1

I have a huge chunk of XML data that I need to "clean". The Xml looks something like this:

<?xml version="1.0" encoding="utf-8" standalone="yes"?>
<w:document xmlns:w="http://schemas.openxmlformats.org/wordprocessingml/2006/main">
    <w:body>
        <w:p>       
                    <w:t>F_ck</w:t>
            <!-- -->
                <w:t>F_ck</w:t>
            <!-- -->
                            <w:t>F_ck</w:t>
        </w:p>
    </w:body>
</w:document>

I would like to identify the <w:t>-elements with the value "F_ck" and replace the value with something else. The elements I need to clean will be scattered throughout the document.

I need the code to run as fast as possible and with a memory footprint as small as possible, so I am reluctant to use the XDocument (DOM) approaches I have found here and elsewhere.

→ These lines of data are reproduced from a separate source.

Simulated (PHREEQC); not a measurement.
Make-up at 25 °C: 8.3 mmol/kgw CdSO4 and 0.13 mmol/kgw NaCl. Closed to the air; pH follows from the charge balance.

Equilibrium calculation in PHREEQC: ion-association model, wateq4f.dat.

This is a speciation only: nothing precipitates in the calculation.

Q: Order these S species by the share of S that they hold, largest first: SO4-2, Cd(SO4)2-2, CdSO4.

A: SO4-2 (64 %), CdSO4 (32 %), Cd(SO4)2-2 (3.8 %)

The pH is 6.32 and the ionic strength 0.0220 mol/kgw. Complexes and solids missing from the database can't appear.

The data is given to me as a stream containing the Xml data, and my gut feeling tells me that I need the XmlTextReader and the XmlTextWriter.

My original idea was to do a SAX-mode, forward-only run through the Xml data and "pipe" it over to the XmlTextWriter, but I cannot find an intelligent way to do so.

I wrote this code:

var reader = new StringReader(content);
var xmltextReader = new XmlTextReader(reader);
var memStream = new MemoryStream();
var xmlWriter = new XmlTextWriter(memStream, Encoding.UTF8);

while (xmltextReader.Read())
{
    if (xmltextReader.Name == "w:t")
    {
        //xmlWriter.WriteRaw("blah");
    }
    else
    {
        xmlWriter.WriteRaw(xmltextReader.Value);
    }
}

The code above only takes the value of elements declaration etc, so no brackets or anything. I realize that I could write code that specifically executed .WriteElement(), .WriteEndElement() etc depending on the NodeType, but I fear that will quickly be a mess.

So the question is:

How do I - in a nice way - pipe the xml data read from the XmlTextReader to the XmlTextWriter while still being able to manipulate the data while piping?

Jesper Lund Stocholm
  • 1,973
  • 2
  • 27
  • 49
  • The 'w' is called a prefix and is defined by the namespace : xmlns:w="http://schemas.openxmlformats.org/wordprocessingml/2006/main". What are you trying to do? The document doesn't need to be cleaned to de-serialize. – jdweng Nov 05 '15 at 13:06
  • @jdweng I know what a namespace is :-) . I am not trying to solve deserialization. I am trying to find the "best" way to replace the values of certain elements in the Xml data. – Jesper Lund Stocholm Nov 05 '15 at 13:35
  • Use XDocument (xml linq). Find tags and then simply replace values. – jdweng Nov 05 '15 at 15:20
  • @jdweng Yes, I will see if I can get it to work, but as I wrote in the OP, I am reluctant to use XDocument due to it's memory footprint. So I'm keeping the post open a bit more in the hope that I can get help on using XmlTextReader/Writer instead :-) – Jesper Lund Stocholm Nov 05 '15 at 19:05
  • If you are concerned with speed or memory try the code at following website. It is a 6MByte XML file that runs in a couple of seconds if you download the xml file to local disk. http://stackoverflow.com/questions/33506815/xml-mixed-content-model-with-complex-types-ssis-error/33515451#comment54844570_33515451 – jdweng Nov 05 '15 at 22:11

1 Answers1

0

Try this

using System;
using System.Collections.Generic;
using System.Linq;
using System.Text;
using System.Xml;
using System.Xml.Linq;

namespace ConsoleApplication1
{
    class Program
    {
        static void Main(string[] args)
        {
            string xml =
                "<?xml version=\"1.0\" encoding=\"utf-8\" standalone=\"yes\"?>" +
                "<w:document xmlns:w=\"http://schemas.openxmlformats.org/wordprocessingml/2006/main\">" +
                    "<w:body>" +
                        "<w:p>" +
                                    "<w:t>F_ck</w:t>" +
                            "<!-- -->" +
                                "<w:t>F_ck</w:t>" +
                            "<!-- -->" +
                                            "<w:t>F_ck</w:t>" +
                        "</w:p>" +
                    "</w:body>" +
                "</w:document>";

            XDocument doc = XDocument.Parse(xml);
            XElement document = (XElement)doc.FirstNode;
            XNamespace ns_w = document.GetNamespaceOfPrefix("w");
            List<XElement> ts = doc.Descendants(ns_w + "t").ToList();
            foreach (XElement t in ts)
            {
                t.Value = "abc";
            }

        }
    }
}
​
jdweng
  • 33,250
  • 2
  • 15
  • 20